** (out of 4)
Last May, the movie world got its second big surprise of the year (after this one) when Pedro Almodóvar announced the winners of the 70th Cannes Film Festival. The film taking home the Palme d’Or turned out to be neither Happy End (from Michael Haneke, the Austrian director who’s become a fixture of the event) nor BPM (the gay-rights movie that left Almodóvar bawling). Instead, the prize went to Ruben Östlund’s The Square, a film that follows an art museum curator’s (named Christian, played by Claes Bang) hapless attempts to both recover his stolen wallet and oversee marketing efforts for the titular special exhibition. If critics were mostly stunned, Östlund – a director who just broke into the international movie scene three years ago with Force Majeure – was simply blown away.
In many ways, the prestigious honor was timely – because The Square, if nothing else, does a marvelous job capturing the absurdist bent of recent social developments. The exhibition Christian seeks to publicize, after all, turns out to be an asinine attempt to promote wishy-washy ideals (“social harmony,” “universal equality”) that have been embraced by increasingly prominent far-left leaders around the globe. And in the film’s unending mockery of its “educated” artist characters – in one particularly memorable scene, a man uses a string of vulgar interjections to heckle two artists giving a talk; said artists hide their discomfort behind platitudes about “free speech” – Östlund perfectly captures the essence of 2016, a year in which experts found themselves powerless to counter the rise of Trumpist, anti-PC boorishness. Whether it intends to or not, The Square provides a resonant, painfully relevant portrayal of both the triumph of demagoguery and traditional authority’s simultaneous impotence.
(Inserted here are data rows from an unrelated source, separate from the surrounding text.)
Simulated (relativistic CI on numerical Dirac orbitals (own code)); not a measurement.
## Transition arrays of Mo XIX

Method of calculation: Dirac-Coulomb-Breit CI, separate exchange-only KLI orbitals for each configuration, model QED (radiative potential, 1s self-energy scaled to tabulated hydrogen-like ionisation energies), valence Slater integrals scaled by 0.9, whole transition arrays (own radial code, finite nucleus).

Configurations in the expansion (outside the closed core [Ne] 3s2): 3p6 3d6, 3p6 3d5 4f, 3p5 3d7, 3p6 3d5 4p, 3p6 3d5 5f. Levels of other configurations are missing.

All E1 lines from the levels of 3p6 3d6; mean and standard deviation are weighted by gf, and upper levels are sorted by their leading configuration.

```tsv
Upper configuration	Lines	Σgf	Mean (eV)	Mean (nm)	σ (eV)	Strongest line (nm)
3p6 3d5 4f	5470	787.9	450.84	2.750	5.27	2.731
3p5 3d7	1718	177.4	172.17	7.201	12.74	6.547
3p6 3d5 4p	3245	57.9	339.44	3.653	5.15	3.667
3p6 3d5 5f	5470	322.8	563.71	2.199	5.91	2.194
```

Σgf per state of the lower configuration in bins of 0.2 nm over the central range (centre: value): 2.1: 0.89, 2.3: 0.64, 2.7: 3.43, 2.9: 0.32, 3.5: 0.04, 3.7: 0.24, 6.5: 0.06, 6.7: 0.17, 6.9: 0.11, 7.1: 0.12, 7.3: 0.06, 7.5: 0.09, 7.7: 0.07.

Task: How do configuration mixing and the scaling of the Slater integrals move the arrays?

And yet…even if Östlund captures the discordant sociopolitical climate of our time with remarkable skill, his overall work still suffers from three major flaws. Start from its tonal unevenness. For most of the film, the characters we see on screen are not so much people as caricatures – deliberately exaggerated portraits of stuffed-up elites Östlund (and we, for that matter) can’t help but deride. The story around them, meanwhile, leaps back and forth between sexual, social, and political humor; eventually, it culminates in a marvelous dinner-party sequence that recalls Luis Buñuel in its disquieting absurdity. Yet after this sequence, Östlund suddenly decides to make a complete U-turn and spend 40 minutes humanizing Christian. Far from being the butt of every joke, in other words, Christian abruptly turns into a flawed, earnest father you ought to feel sorry for, a human being you simply have to pity. Needless to say, Östlund’s burst of piety throws both you and the story for a loop.
The second problem with The Square, meanwhile, concerns the disingenuousness of its intentions. Its story seeks to critique its characters’ superficial insistence on always looking dignified, and for the most part, it approaches this task with savage gusto. Yet in his attempts to make this critique resonate with the audience, Östlund persistently exploits many people’s equally superficial, social-media-fueled tendency to dismiss anything that’s not immediately comprehensible as “pretentious” mumbo-jumbo. (Thus why sites like this one have proved so popular.) Simply put, in deriding his characters’ superficial, ego-boosting behavior, Östlund unrepentantly capitalizes on the audience’s own superficial, ego-boosting desire to be told that it’s okay not to be educated…‘cause educated people are stupid anyway. In a sense, he thus underhandedly appeals to the very traits he otherwise deplores – and as funny as the result may be, his satirical ambitions eventually prove just as unknowingly self-absorbed as his characters.
Ultimately, however, the biggest problem with The Square is that it’s not as biting as it could be. In Force Majeure, after all, Östlund’s satire didn’t stop at ripping apart its characters; it also goaded its viewers into thinking about the fragility of their own relationships, and that’s what made it so powerful. The Square does occasionally attempt to push you towards self-examination, especially at the end. But for whatever reason, Östlund (like Noah Baumbach in The Meyerowitz Stories) never feels comfortable lingering on such moments: if anything, he usually tries to undercut them with distracting gags, as though he were afraid of the serious direction they’re taking the movie in. And when you look beyond these pseudo-reflective moments, you’ll find an overall story so focused on ridiculing its characters’ shallowness that you spend all your energy doing the same; rarely do you ever feel compelled to ask whether their flaws are like your own.
None of this is to suggest that The Square is dull or worthless. On the contrary: thanks to Östlund’s snarky sense of humor, the film feels far shorter and more dynamic than its weighty 2.5-hour running time would otherwise suggest. Even if you think you ought to know better, after all, it’s fun to make fun of others, and The Square does so with exceptional aplomb. But whenever it comes to turning the jokes into something more substantial – turning the jokes into something that’ll stay with you after you leave the theater, in other words – The Square proves deficient, negligent, and at times just plain old unwilling. And at the end of the day, that’s why this upset Palme d’Or honoree is likely going to leave you rather disappointed.
The Square (2017)
Starring: Claes Bang, Elisabeth Moss, Dominic West, Terry Notary
Running Time: 142 minutes
MPAA Rating: R, “for language, some strong sexual content, and brief violence.”